Thursday, February 17, 2011

Banks want higher downpayments from buyers

WASHINGTON – Feb. 17, 2011 – Banks increasingly tell borrowers that if they want to buy a home, they need to come with a higher downpayment. The reason: Banks hope to minimize the risk they’re taking on should home prices continue to fall. Plus, banks say larger downpayments discourage delinquencies.

The Obama administration last week called for gradually increasing downpayments to a minimum of 10 percent on conventional loans that can be bought or guaranteed by Fannie Mae and Freddie Mac.

The median downpayment in nine major U.S. cities rose to 22 percent in the fourth quarter of 2010 on properties purchased through conventional mortgages – the highest in median downpayment since the data started being tracked in 1997, according to a Wall Street Journal and Zillow.com analysis.

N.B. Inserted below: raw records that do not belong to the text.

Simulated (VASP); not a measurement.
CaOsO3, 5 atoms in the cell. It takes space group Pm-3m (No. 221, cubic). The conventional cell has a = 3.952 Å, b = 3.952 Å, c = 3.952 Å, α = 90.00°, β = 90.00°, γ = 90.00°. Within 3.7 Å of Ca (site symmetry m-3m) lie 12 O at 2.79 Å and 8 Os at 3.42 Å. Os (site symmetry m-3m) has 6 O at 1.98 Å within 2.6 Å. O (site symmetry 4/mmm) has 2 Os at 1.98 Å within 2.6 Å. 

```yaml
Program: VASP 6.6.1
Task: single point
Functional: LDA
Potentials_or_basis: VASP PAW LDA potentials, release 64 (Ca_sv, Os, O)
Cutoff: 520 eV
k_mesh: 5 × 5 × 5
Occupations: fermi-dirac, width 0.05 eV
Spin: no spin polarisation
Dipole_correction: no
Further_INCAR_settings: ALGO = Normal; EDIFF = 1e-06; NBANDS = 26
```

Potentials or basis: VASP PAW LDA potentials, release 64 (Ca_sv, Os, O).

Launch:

In the late 1990s, median downpayments once averaged 20 percent in the nine metro cities Zillow analyzed, but in 2001 they started inching downward as banks began requiring little or no down payment in some cases during the housing boom.

Now banks want more, believing that the more a buyer has invested, the less likely they are to default.

Borrowers who can’t afford the higher downpayments are seeking assistance elsewhere, such as loans for veterans or those backed by the Federal Housing Administration that requires a 3.5 percent downpayment, or loans by the United States Department of Agriculture for rural areas.